I was really looking forward to the conference, not least because of a panel giving a "state of play" view of where the government is with its cloud plans. It has set up a cross-agency cloud steering committee headed by Casey Coleman, GSA CIO, who was on this panel. Prior to this panel, however, I attended another one that included Peter Tseronis of the Department of Energy, who also sits on the steering committee. He described the activities of the committee and noted that a number of subcommittees have been set up to examine issues like security, architecture, and so on.
During the question period, I asked when the just-announced apps.gov will include on-demand IaaS services (the GSA is currently evaluating RFP responses for these services). Tseronis said that, all things coming together, this will occur by end of this year.
[For timely cloud computing news and expert analysis, see CIO.com's Cloud Computing Drilldown section. ]
I made the point during my question that on-demand IaaS will likely drive a lot of interest and experimentation by government agencies, and thereby accelerate government adoption of cloud computing. One has only to look at how the easy availability of Amazon cloud computing has engendered experimentation and forced companies to begin more formal cloud computing initiatives to understand what apps.gov IaaS might precipitate.
Coleman's panel discussed the current status of various government cloud initiatives (including, of course, the GSA-led one). A very intriguing initiative is one being implemented by a shared service organization located in the Department of Interior. From my interpretation, the organization started as a typical consolidation effort, but has now morphed into a cloud-enabled shared infrastructure offering. It's very much a work in progress, but moving forward rapidly. One thing the speaker, Doug Bourgeois, emphasized is that his group works very hard with potential cloud customers to ensure they understand that applications running in the cloud environment retain responsibility for a portion of the overall security of the app.
This is an important point, because not everyone recognizes that using a cloud infrastructure does not (and cannot) transfer all risk to the provider; after all, the provider may not even be aware of the totality of the application, so expecting it to be responsible for overall application security is shortsighted.

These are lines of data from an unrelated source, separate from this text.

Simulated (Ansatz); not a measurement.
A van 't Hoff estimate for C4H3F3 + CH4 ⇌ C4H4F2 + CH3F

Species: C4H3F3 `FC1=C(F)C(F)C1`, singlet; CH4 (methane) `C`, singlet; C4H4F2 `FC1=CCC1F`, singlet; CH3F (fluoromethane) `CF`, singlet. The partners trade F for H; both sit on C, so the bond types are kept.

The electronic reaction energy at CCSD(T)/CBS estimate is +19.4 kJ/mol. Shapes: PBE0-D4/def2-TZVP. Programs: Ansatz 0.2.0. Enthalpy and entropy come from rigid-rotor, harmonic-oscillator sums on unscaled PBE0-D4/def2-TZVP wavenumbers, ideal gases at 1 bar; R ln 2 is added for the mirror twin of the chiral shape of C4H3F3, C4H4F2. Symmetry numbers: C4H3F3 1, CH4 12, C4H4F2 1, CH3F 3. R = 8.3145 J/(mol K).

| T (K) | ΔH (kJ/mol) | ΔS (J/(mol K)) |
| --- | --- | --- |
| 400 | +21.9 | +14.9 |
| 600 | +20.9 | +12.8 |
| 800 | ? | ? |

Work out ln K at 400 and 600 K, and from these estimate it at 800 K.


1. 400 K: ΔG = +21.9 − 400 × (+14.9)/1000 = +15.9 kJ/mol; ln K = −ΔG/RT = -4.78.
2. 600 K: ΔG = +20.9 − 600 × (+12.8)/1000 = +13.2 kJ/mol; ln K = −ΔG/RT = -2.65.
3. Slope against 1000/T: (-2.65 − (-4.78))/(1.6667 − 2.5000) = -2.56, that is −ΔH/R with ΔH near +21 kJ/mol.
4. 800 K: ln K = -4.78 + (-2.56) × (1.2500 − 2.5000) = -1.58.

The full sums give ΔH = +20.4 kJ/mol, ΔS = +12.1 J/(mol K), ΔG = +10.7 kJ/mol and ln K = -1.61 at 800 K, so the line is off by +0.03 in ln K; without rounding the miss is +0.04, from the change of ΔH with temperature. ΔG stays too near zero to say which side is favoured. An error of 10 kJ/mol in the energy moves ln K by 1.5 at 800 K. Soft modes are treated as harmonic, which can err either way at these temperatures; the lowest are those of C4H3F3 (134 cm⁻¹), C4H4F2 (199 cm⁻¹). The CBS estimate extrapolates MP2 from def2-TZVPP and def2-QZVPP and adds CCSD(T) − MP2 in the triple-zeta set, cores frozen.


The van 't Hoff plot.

The panel I was on discussed virtualization. What was interesting was how much (and how quickly) the discussion-and questions-turned to cloud computing. It's inevitable: once an organization begins harvesting the benefits of virtualization, it soon wants to drive toward streamlining administration, and inexorably that leads to questions regarding the feasibility of taking operations out of the deployment of virtual resources altogether and allowing application groups to self-provision.